When I started teaching full time at the university level last fall, I was subjected to three “training” days before the semester began. These days included webinars and other sessions directed toward particular things like technology in the classroom or plagiarism.
But the lecture that started it out was “Kids These Days!”
No, that wasn’t the title. But it might as well have been. Complete with a song and dance number from the musical Bye, Bye Birdie.
Since that “Kids these days” lecture, I’ve had to listen to multiple older persons—most notably the former hippies from the sixties—lament what is wrong with everyone born after 1980.
And frankly, I’m [expletive deleted] tired of it.

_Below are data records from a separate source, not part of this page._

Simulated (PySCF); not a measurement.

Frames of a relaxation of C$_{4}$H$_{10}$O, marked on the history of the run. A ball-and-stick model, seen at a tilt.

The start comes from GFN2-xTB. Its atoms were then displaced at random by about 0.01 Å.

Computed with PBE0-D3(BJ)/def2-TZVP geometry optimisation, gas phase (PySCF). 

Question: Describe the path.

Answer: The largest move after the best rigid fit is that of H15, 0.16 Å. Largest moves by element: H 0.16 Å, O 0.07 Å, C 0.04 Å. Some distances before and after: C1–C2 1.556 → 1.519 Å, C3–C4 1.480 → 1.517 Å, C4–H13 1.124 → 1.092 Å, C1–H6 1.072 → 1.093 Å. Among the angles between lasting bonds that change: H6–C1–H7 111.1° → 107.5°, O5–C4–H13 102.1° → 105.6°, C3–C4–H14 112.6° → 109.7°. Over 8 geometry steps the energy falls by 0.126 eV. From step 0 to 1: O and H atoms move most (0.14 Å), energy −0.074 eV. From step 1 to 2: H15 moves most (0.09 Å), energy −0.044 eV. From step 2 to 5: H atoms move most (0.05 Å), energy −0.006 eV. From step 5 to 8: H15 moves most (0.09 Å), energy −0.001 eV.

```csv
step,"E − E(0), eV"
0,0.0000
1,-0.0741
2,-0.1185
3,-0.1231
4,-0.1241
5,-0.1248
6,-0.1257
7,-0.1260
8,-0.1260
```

As a “Millenial,” I’ve been told that members of my generation:
· are narcissistic and obsessed only with what we can put on our Facebook pages or otherwise use to draw attention to ourselves
· are not hard workers, and expect things to come easily to us in our work lives
· have a sense of entitlement and feel we should have a trophy or reward for every accomplishment or attempt at an accomplishment
· are so involved in technological toys that we have little concern or understanding of “the real world”
I listened to this in the lecture, and sank lower in my seat…I started to feel badly that I used my phone to text instead of call, thinking it was quicker and less likely to interrupt someone else’s important tasks. Silly me, there I go thinking again. Which, apparently, is one of the skills that my generation lacks.
Says the generation who spent their 20’s on acid.
I recently attended a literary lecture with a famous author, who commented on how the youth of America were not attuned to the world around them. I looked around at the nodding, greying heads, and noticed that they were doing the following activities:
· knitting and cross stitch
· Sudoku and crossword puzzles
· Reading magazines/newspapers
And finally, the icing on the hypocritical cake:
· PLAYING ON THEIR COMPUTERS, IPADS, AND SMARTPHONES
*Ring, ring.* “Hello, pot. This is kettle. You’re black.”
The very same people Tom Wolfe described as “The Me Generation” in the 1970s are surprised when they see similar traits appear in their children.
For the older generation who believes everything they read on the internet to be truth, let me fill you in on what you appear to be missing, in reference to my points above:
· Everyone is narcissistic. That’s human nature. Facebook provides an outlet for that. But it also provides a way to keep in touch (or get back in touch) with friends and colleagues of old, many of whom are important to our personal and business lives.
When I announce to Facebook that I’ve learned to sail, I’m only partly doing it to toot my own horn. I’m also doing it because I once said I’d do it, and maybe my completing that long-ago planned task will encourage one of my long-ago friends to do the same. Their posts about the goings-on of their lives certainly do that for me.
· I don’t know who your sample pool is for the lazy of my generation, but I’m going to take a guess that they learned that from their parents. There are lazy people in every generation. My family put me to work in the family business at the age of 6, and people scoffed at them, telling them we were subjected to child labor and how would we ever just be children?
Newsflash: children are in training for adulthood. And by working as a child, I learned that working as an adult was not only necessary, but fulfilling. As I’ve said in previous posts about other aspects of my upbringing: Thanks, Mom. Thanks, Dad. Thanks, Mamaw and Daddad. Thanks, Mommom and Poppop.
· When I was a kid, I got trophies for “participation.” It was understood that these were trophies that could have as easily been labeled “loser who sucks at this.” Kids know.
But if you really see it as a problem, STOP GIVING OUT SO [EXPLETIVE DELETED] MANY.
Rewards for accomplishments are like Pavlov’s dog. Ring the bell, and we think it’s dinnertime.
· I always giggle when people look at technology and are afraid of it. I’m not incapable of shutting off, and regularly do so. Not everyone in my generation does this, but not everyone in my generation sings opera, either.
As to our involvement in technology keeping us from the real world, I’ve got another newsflash: the world is becoming digital. And stopping that will be like my grandchildren trying to stop their robot overlords from enslaving them.